UPDATE: Should the Indians make a trade in the next few days, the blog will be up and running. But I won’t be with the club in Seattle. We’ll continue with the lineups and minutia in Anaheim on Monday.
UPDATE No. 2: OK, it was Chris Gimenez who lost his passport. I feel more comfortable telling you this now that he announced it when talking to reporters postgame. Maybe the Indians can smuggle him into Seattle with the luggage.
Today’s 12:37 p.m. ET rubber match at Rogers Centre will be broadcast on WTAM and STO.
INDIANS (37-58): CF Grady Sizemore, SS Asdrubal Cabrera, RF Shin-Soo Choo, DH Victor Martinez, 3B Jhonny Peralta, 1B Ryan Garko, LF Ben Francisco, 2B Jamey Carroll, C Chris Gimenez. LHP David Huff (4-4, 6.60).
BLUE JAYS (47-48): DH Marco Scutaro, 2B Aaron Hill, LF Adam Lind, 1B Kevin Millar, CF Vernon Wells, RF Alex Rios, 3B Jose Bautista, C Rod Barajas, SS John McDonald. LHP Marc Rzepczynski (1-1, 2.50).
Many of you have voiced either anger or confusion or some combination of the two over Eric Wedge’s lineups this season.
Well, how do you think the Korean population of Toronto feels?
Entering tonight, Choo had started 91 of the Indians’ 94 games this season. He hadn’t been out of the starting lineup since way back on May 29.
Tonight, the Rogers Centre is celebrating Korean Heritage Night. Presumably, there will be quite a few Koreans on-hand. If nothing else, there are a handful of Korean media members here.
No one told Wedge. Because, naturally, Choo has the night off.
You can’t make stuff like this up.
EXCRUCIATING MINUTIA OF THE DAY…
- Spread the word around your neighborhood. The Indians have settled on a starter for Saturday’s game in Seattle, and it’s left-hander Jeremy Sowers. It was, then, a brief demotion to Triple-A for Sowers, who was sent down just two weeks ago and made exactly one start for the Clippers, giving up five runs in 6 1/3 innings in a loss to Syracuse on Sunday. The Indians could have stuck it out with Tomo Ohka. Instead, they’ll move him to the bullpen. Someone else from that ‘pen will have to go, and I don’t think the Indians will struggle to find candidates.
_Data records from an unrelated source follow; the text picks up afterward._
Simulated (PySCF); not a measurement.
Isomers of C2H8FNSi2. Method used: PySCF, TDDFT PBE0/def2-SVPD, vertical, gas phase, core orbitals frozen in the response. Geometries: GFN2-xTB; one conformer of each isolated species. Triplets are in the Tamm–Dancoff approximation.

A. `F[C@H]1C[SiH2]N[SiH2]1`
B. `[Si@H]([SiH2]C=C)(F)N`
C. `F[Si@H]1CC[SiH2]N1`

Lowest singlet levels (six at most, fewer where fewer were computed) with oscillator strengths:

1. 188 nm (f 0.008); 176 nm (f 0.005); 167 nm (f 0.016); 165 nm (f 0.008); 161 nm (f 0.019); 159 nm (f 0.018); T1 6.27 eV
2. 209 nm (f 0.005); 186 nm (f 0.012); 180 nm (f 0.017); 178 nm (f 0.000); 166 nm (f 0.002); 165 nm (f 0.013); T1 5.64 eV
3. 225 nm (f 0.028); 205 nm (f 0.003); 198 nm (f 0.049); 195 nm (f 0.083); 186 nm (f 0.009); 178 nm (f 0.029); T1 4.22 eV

- The rotation is bound to go through multiple changes in the coming weeks. The Indians are still deciding what to do with Fausto Carmona with his next start, but you have to assume he’s on the horizon after making four starts with Triple-A Columbus — the last two of which have been solid. Carmona allowed a pair of runs on five hits with a walk and eight strikeouts in seven innings in a loss to Scranton last night. Jake Westbrook also figures to be back soon. He’s throwing a second simulated session Friday, and that could be his last step before going out on a rehab assignment. And there is, of course, the possibility the Indians could trade Cliff Lee or Carl Pavano.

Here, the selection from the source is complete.